This is a Syariah Court in Kuala Trengganu under the Barisan Nasional.

Here is a judge who decides on the question of sincerity because someone did not reply to his "Peace be with you" greeting... which is ABSURD

"...I am still not satisfied with the accused. When I walked into court and greeted her by saying ‘Assalamulaikum’, I observed you carefully (Kamariah) but you did not respond to the greeting....."

Freedom of Religion is also an issue within ISLAM and Muslims .... not just an issue of the non-Muslim within a country where Islam is given a special position.

There are many questions that Malaysians will have to decide, and amongst those would be the question of defining who is a "person professing the religion of Islam" and maybe also the question of what is that "religion of Islam" - are Sunnis of all schools
"person professing the religion of Islam"? are Sh'ites "person professing the religion of Islam"? are followers of Ayah Pin, Ahmadiyahs, Sufis, etc.. "person professing the religion of Islam"? Are born Muslims always a Muslim? What about "are born Christians always a Christian?" or "are born Hindus always a Hindu?"? How do we deal with persons who convert? How will it affect the rights of their spouse, parents, children? Which court should be deciding on these rights?...these are questions that must be decided on by multi-racial multi-religious Malaysia...in a muli-religious multi-racial way...

...and of course we really do not want judges who decide on whether you responded to his smile or his greetings or your face expressions...

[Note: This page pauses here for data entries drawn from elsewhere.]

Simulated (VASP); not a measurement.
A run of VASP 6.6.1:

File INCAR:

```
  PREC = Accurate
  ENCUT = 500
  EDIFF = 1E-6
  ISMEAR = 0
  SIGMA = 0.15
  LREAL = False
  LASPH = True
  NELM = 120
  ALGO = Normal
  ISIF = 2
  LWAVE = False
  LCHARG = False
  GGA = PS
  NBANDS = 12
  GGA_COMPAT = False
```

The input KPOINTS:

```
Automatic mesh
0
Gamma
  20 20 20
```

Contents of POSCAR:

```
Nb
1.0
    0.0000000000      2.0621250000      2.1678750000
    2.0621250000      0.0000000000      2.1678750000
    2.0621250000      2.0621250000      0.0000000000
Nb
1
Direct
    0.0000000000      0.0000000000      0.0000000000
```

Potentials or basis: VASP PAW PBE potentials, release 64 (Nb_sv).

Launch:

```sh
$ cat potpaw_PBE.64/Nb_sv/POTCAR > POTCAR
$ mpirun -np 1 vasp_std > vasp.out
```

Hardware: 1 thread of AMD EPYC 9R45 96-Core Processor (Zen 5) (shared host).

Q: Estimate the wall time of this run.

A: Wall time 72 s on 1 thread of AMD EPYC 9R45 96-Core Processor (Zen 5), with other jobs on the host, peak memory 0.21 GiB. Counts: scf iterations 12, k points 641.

Below are extracts from the Malaysian Federal Constitution that deals with the issue of religion, and the Syariah Court..

"3. Religion of the Federation.

(1) Islam is the religion of the Federation; but other religions may be practised in peace and harmony in any part of the Federation.

(2) In every State other than States not having a Ruler the position of the Ruler as the Head of the religion of Islam in his State in the manner and to the extent acknowledged and declared by the Constitution of that State, and, subject to that Constitution, all rights, privileges, prerogatives and powers enjoyed by him as Head of that religion, are unaffected and unimpaired; but in any acts, observances of ceremonies with respect to which the Conference of Rulers has agreed that they should extend to the Federation as a whole each of the other Rulers shall in his capacity of Head of the religion of Islam authorise the Yang di-Pertuan Agong to represent him.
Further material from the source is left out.